No is a powerful tool. It’s the line in the sand. At the end of the day, it will teach people to recognize who you are by what you value and uphold - and that, my friends, is the goldest star of all.

When do you find it difficult to say no? Do you find it challenging to create space and boundary? When you know what you need, are you able to stand up for it?

 
 

presence-makers: friends and carrot cake

We're not sure about other cities, but in NYC it is especially easy to get caught up in the every day, watching the hours and minutes tick by, wishing the days away, just to get to the next party, date, or vacation you have to look forward to.  Sometimes, when you take a step back and realize this, it's easy to feel a little sad.  However, it's also a nice reminder to be present, so we thought it would be fun to each share a moment from the past week where we felt especially present. Allie

IMG_1479The older I get, the more awkward I feel in social situations.  I find this funny because the 18 year old Allie would laugh in my face at my shyness (and then flash everyone in the room).  Sometimes, when I'm out at a party or with friends, I'm physically there, but mentally I'm a little withdrawn, maybe feeling out of place, awkward, anxious, etc.  This past Saturday at a bar with friends, I felt completely present.  I had the most wonderful conversation with 2 of my friends who are a couple (who I haven't spent a lot of time with in a while!) about life, jobs, money...and it was refreshing and fun and I was completely engaged the entire time.  Thank you to my two wonderful friends for that awesome conversation!  Right place, right time, right people.  NYC can be a great place sometimes.

Court

As far as I'm concerned, the best remedy for a restless mind is to make some food - to cook, or bake, or even simply plate something beautiful breaks my creativity out of its cage and with it, my presence. I am in the middle of a long week and I knew that if I didn't give my home a little love and attention, it would be the first thing to spiral out of control as the week gains momentum. picstitch-1Knowing I could benefit from a little more presence, I asked Craig what he would love for me to bake and he suggested a carrot cake. I was excited for this because I've never baked a carrot cake, and the act of baking something new drops me right into the here and now. No drifting mind, no replying to emails in my head, no thinking through my schedule, just one step after the other of butter, and sugar, and cinnamon.

 

 

 

What moment this week made you feel especially alive and present?  We would love to know your thoughts!

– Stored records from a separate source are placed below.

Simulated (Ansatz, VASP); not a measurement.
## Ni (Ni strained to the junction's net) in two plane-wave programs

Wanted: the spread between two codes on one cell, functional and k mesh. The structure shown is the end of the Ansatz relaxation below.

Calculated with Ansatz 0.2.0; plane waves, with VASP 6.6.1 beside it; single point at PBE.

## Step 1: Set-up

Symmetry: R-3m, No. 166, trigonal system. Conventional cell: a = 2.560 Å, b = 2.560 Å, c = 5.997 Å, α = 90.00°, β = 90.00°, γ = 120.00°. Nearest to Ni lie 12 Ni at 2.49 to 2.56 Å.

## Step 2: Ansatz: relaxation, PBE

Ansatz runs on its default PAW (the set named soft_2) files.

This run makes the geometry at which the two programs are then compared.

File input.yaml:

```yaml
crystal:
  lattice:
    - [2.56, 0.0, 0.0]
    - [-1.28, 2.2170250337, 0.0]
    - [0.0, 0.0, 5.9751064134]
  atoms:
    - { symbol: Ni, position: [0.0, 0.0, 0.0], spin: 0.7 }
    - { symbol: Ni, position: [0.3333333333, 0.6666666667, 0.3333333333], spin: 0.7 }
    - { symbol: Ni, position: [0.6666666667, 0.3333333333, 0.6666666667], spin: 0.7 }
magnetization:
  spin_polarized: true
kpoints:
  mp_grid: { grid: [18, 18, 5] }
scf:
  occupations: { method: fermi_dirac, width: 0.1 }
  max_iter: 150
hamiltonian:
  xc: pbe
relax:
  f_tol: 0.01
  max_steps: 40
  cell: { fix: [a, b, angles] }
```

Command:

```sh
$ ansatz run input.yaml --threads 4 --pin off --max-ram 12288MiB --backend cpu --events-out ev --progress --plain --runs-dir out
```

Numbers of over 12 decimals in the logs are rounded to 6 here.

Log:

nothing is original: 3 ways to remix your life

When Allie and I started creating content for little red’s well, we noticed something. It’s all been done before. Nothing is original. In fact, some of the magazines and blogs I follow on Twitter, literally post the same thing in different ways all day long: how to be happy, wealthy, and thin. Usually it’s in a list of 5-20 bullet points.

At first, my inner judgey voice thought: what a waste of space. Create something new. Create something worthy of attention. But the truth is, it’s not the content that’s worthy of attention - it’s the voice. photo-1Every voice is a remix. Every vision is a second draft. Every new perspective gives us the opportunity to look at the same old crap by standing in a different spot on the map.

So many times, people say, I can’t do that because it’s been done before. Well here’s the real truth: everything in life has been done before. People have always been friends, and wives, and writers, and politicians, and doctors, and social workers, and teachers. But no one has remixed those missions like you. No one has ever brought your personal intricacies to that work.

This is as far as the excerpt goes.